The Worker Protection (Amendment to Equality Act 2010) Act 2023 and the New Sexual Harassment Preventative Duty – What Does This Mean for Employers?

Solicitor Dayna Rodrigues, in our Employment Law team, explains.

The Worker Protection (Amendment to Equality Act 2010) Act 2023 will come into force on 26 October 2024, and will effectively enhance current protections against sexual harassment in the workplace.

Notably, employers will be under a specific duty, by virtue of section 40A Equality Act 2010 (EQA 2010) to take “reasonable steps to prevent (the) sexual harassment of (their) employees”, in the course of their employment.

Before considering the new proactive employer duty – here is a reminder of the fundamentals relating to sexual harassment, in the employment context:

What is sexual harassment?

There are three different types of harassment under s26 EQA , namely harassment related to “Protected Characteristics” (s26(1)), sexual harassment (s26(2)) and harassment related to gender reassignment or sex (s26(3)).

In summary, current legislation defines “sexual harassment” as:

  • unwanted conduct of a sexual nature by (the Employer/person acting in their employment); and
  • the conduct has the purpose or effect of violating (an Employee’s) dignity or creating an intimidating, hostile, degrading, humiliating or offensive environment for the Employee.

The EQA 2010 does not only cover “employees” in the strictest sense; it can (depending on the facts) cover a much wider category of individuals including workers, employees and job applicants (amongst others) from sexual harassment.

Who is responsible?

In accordance with the EQA 2010, anything done by an individual in the course of their employment must also be treated as having been done by their Employer. Employers therefore have vicarious liability for the actions of their staff carried out in the course of their employment.  This does not mean that the individual committing the sexual harassment will avoid being sued for their actions in the Employment Tribunals. Frequently the (alleged) harasser will be named as a Second Respondent in such proceedings.

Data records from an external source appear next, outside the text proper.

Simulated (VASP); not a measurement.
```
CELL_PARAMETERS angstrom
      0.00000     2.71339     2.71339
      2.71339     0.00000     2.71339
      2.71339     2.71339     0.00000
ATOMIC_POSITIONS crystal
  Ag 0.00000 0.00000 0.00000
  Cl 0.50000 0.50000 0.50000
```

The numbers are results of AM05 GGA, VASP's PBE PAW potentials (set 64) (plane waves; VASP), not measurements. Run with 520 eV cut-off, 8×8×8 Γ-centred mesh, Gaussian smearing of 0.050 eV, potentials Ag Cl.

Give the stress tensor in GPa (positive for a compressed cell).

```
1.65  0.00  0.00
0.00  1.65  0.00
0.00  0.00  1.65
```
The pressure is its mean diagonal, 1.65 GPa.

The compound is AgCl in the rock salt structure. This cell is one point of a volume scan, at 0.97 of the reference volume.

It is important to remember that it is not just sexual harassment that occurs on office premises that may be relevant; sexual harassment outside of the working environment may still be covered by the EQA and give rise to a claim against the Employer/harasser. Broadly speaking, this could include work Christmas parties, after party drinks following a work Christmas party, events where staff are still in uniform, after work drinks and so on. If the activity is in any way related to work, then there is a risk the business could be vicariously liable for any sexual harassment that occurs.

What does the new duty require and what are the potential consequences of failing to comply?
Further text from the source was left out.